“Women March” Exhibit Opens At New-York Historical Society

The New-York Historical Society will open a new exhibit called “Women March,” which opens just in time for Women’s History Month celebrated in March. The exhibition commemorates the centennial of the 19th Amendment, which granted women the right to vote in 1920. “Women March” also aims to explore the effort women made to expand democracy before and after the suffrage victory.

Visitors can see “Women March” from February 28th to August 30th at the Joyce B. Cowin Women’s Gallery at the museum. Guests can also experience a visceral engagement with the immersive exhibit, which features imagery and video footage of women’s collective action over time.

Women's March NY History

Bookkeepers and stenographers marching in New York City, 1911
New-York Historical Society Library

Amalgamated Clothing Workers Strike, 1915 Courtesy of the Jacob Rader Marcus Center of the American Jewish Archives/B’nai B’rith


womens march exhibit new-york historical society

“Forgotten women,” unemployed and single, in job demand parade, World-Telegram staff photo, 1933
Library of Congress, Prints and Photographs

Women activists with signs for registration, 1956
Collection of the Smithsonian National Museum of African American History and Culture, Frances Albrier Collection. © Cox Studio

Bettye Lane
Christopher Street, 1978
Schlesinger Library, Radcliffe Institute, Harvard University
Photo courtesy of Bettye Lane Estate

Take Back the Night, 1995
Barnard Archives and Special Collections

“Women March” is curated by Valerie Paley, the senior vice president, chief historian, and director of the Center for Women’s History, and the Center for Women’s History curational team.

The New-York Historical Society continues to inspire female empowerment with “We Rise,” a film from the Center of Women’s History that plays every hour at the Robert H. Smith Auditorium. The seventeen-minute film is narrated by Meryl Streep and features the song “We Are Here,” written and composed by Alicia Keys. “We Rise” shows the 70-year fight for suffrage and highlights activists who fought for social issues from labor conditions to birth control to racism. Activists include Lillian Ward, Addie Hunton, Margaret Sanger, Clara Lemlich, and Clara Driscoll, to name a few.


Admissions for the New-York Historical Society is $22 for adults, $17 for seniors/educators/active military, $13 students, $6 for kids aged 5 to 13 years old, and free for kids aged four and below. Fridays are pay-as-you-wish from 6-8 PM.

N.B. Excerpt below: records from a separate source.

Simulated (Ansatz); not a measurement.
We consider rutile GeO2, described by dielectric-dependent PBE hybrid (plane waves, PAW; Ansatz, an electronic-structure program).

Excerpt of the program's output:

The Upper West Side is no stranger to the Women’s March. Last January 18, the Women’s March started at 72 Central Park West at 11 AM before the crowd made its way through Columbus Circle and eventually to 43rd and 6th. The theme for the recent march was Rise and Roar, aimed to make marchers’ voices heard but also recognizing those who spoke out on economic rights and equal justice for women.